The authors also recommend a consumption tax as the best way to raise additional tax revenue. You can think of it as a national sales tax. That is also a rather flat tax, since the rate would be the same on all expenditures. However, people who must spend all of their income to make ends meet would be hit the hardest, while people who can afford to save and invest much of their income would be more protected from it. That makes it rather regressive.
Low-income people could be hurt in three ways by these proposals: having to pay taxes at 15% instead of their current 10% or 12% rate; having to pay consumption taxes; and (less commonly) losing the advantage of itemized deductions if those would have exceeded the standard deduction.
Impact on revenue
Anyone who advocates a flatter, less progressive tax system should be able to say whether they intend their plan to be revenue-neutral or revenue-negative. Both create political challenges for fiscal policy.
To be revenue-neutral, the plan must raise taxes on one group to lower them on another. Flat-tax proposals often raise taxes on the poor to lower them on the rich. Obviously, advocates of such plans would rather talk about how they “simplify” people’s taxes than how they raise their taxes.
If, on the other hand, the plan is willing to sacrifice revenue to cut taxes for those who pay the most now, that complicates the task of reducing the deficit. Those who advocate both a flat tax and a balanced budget need to explain how they intend to accomplish that. The authors do not discuss the implications of their tax plans for revenue or the deficit.
Fiscal responsibility
The authors do have a brief statement about fiscal responsibility, in which they say that the Treasury Department should “make balancing the federal budget a mission-critical objective.” But as to the means of doing so, they give only the standard Republican advice: “The budget should be balanced by driving down federal spending while maintaining a strong national defense and not raising taxes.”
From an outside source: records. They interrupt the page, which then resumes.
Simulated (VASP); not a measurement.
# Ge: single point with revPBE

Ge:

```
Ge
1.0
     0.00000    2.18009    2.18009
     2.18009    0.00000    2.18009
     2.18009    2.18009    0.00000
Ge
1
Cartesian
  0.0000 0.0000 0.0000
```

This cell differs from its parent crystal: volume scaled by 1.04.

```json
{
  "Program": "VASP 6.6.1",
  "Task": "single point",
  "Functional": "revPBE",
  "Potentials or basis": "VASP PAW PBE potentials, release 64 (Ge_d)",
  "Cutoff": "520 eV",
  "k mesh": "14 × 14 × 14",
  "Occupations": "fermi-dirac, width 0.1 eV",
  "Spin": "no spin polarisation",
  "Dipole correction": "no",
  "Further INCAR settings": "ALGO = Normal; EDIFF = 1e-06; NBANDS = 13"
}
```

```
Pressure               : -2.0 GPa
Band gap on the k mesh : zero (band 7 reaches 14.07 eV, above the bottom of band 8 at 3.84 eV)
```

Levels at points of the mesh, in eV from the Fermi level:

Nowhere in the economics section of the Mandate for Leadership is there a chapter, or even a section of a chapter, on the federal budget. That is a strange omission for a book that blames reckless federal spending for most of the ills of the economy. To be fair, suggestions for program cuts are scattered throughout the book, such as abolishing the Consumer Financial Protection Bureau or ending subsidies for clean energy. But I looked in vain for anything resembling a balanced budget plan. The Democrats may not have one either, but they are not the ones claiming to be able to balance the budget without raising taxes.
I can think of two reasons for this omission, neither very reassuring. One possibility is that conservatives are not really serious about budget cutting. They just like to claim that they are to get elected. Another is that they are serious, but the budget cuts they want are so unpopular they would rather not talk about them until after the next election. Given the composition of the federal budget, reducing the deficit is very hard without raising taxes or cutting popular benefits or services. I talked about this problem in a recent post.
Conservative or destructive?
I sometimes call the Republicans under the Trump leadership “radical conservatives,” but that phrase is in danger of becoming an oxymoron. How radical can proposals get before they do more to destroy existing institutions than to conserve and improve them? Both the Federal Reserve and the progressive income tax were Progressive Era reforms enacted in 1913. They have had over a century to become institutionalized. Now both are under attack. This may be a part of an effort to solidify the economic gains of the rich and powerful in our new Gilded Age by undermining democratic reforms and institutions.
Although I disagree with much of what I read in the Mandate for Leadership, I think that publications like this are useful, if for no other reason than to warn the public about what radical conservatives are thinking.